For many individuals, a significant milestone in the financial and estate planning process is the signing of documents - wills, trusts, etc. This is often the culmination of a long and arduous planning process. Unfortunately, it is generally not the end of the process. Completion of the process may require that title to property be changed, or that beneficiary designations be amended. A trust arrangement will only be effective to the extent that property is transferred into the trust; trust terms will not have an impact on property that is not subject to its reach.

Once all of the necessary steps are taken to implement a plan, this is only the beginning of a life-long planning process. With the dramatic pace of change, both economic and personal, it is important that plans be reviewed on a regular basis. Changes in personal circumstances may prompt a review of an estate plan. Economic changes may affect the dispositive provisions of an existing plan. New tax laws may also require that plans be reviewed.

There have been significant developments in the past year with respect to the phase out of the estate tax. The ultimate fate of the estate tax is still up in the air. Under the law currently in effect, the estate tax gradually phases out over the next few years. It disappears completely in 2010; however, absent additional legislation, will re-emerge in full force in 2011.

Estate planning formula clauses

Until the estate tax is fully phased out, a tax is imposed upon transfers at death that exceed a certain lifetime exemption amount. Thus, in 2002 and 2003, a decedent whose total estate and lifetime gifts exceed $1,000,000 will be subject to estate tax on transfers to individuals other than a surviving spouse. There is an unlimited marital deduction that excludes from taxation transfers to a surviving spouse. The exclusion amount increases over the next several years to $3,500,000, until the estate tax is eliminated in 2010. At that time, estate tax will not be imposed, no matter what the size of the estate transferring at death.

Under current law, a typical planning approach is to provide for a transfer into trust for the benefit of non-spousal beneficiaries an amount equal to the maximum exclusion amount. The balance of the property passes to the surviving spouse.

Thus, for example, upon the death in 2002 of an individual with a $2,500,000 estate, a typical plan might provide for $1,000,000 to pass into a “bypass” trust for the benefit of children and $1,500,00 to pass to the surviving spouse. The amount passing into trust is not subject to tax due to the $1,000,000 lifetime exclusion; the amount passing to the surviving spouse is not subject to tax due to the unlimited marital deduction.

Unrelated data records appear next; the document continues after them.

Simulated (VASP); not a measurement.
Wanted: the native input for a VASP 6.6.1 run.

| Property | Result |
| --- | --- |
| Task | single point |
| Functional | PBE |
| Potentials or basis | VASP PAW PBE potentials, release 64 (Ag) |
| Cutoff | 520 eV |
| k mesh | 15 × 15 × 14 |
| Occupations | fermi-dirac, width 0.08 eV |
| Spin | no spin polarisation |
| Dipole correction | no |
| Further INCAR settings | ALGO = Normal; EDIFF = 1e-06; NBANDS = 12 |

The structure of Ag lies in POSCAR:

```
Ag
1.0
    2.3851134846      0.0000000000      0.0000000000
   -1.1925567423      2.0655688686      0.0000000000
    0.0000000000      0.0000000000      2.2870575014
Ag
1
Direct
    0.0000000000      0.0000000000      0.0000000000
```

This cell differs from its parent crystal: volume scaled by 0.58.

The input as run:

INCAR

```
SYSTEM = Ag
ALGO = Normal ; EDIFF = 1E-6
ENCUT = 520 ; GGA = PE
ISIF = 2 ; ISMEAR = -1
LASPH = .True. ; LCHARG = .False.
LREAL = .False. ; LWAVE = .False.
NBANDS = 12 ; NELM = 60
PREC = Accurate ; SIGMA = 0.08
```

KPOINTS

As the estate tax is phased out, the maximum exclusion amount will increase. As a result, larger amounts of property may be transferred to the bypass trust, resulting in less property for the surviving spouse. Once the estate tax is fully phased out, a plan that has not been amended may result in all property passing to the trust, with no assets passing to the surviving spouse!

The scenario is made even more complicated because of the current sunset provision pursuant to which the estate tax would return in 2011.

Because of the changes in the estate tax rules, we recommend that individuals review their estate plans to ensure that the dispositive provisions remain true to their original intent.

Plan implementation

As you review your estate plan, this is also a good time to review the manner in which title to property is held, as well as beneficiary designations on retirement plans and life insurance policies. You may have acquired additional property since the plan was originally implemented that should be in the name of a trust. Family circumstances may have changed requiring modifications to beneficiary designations.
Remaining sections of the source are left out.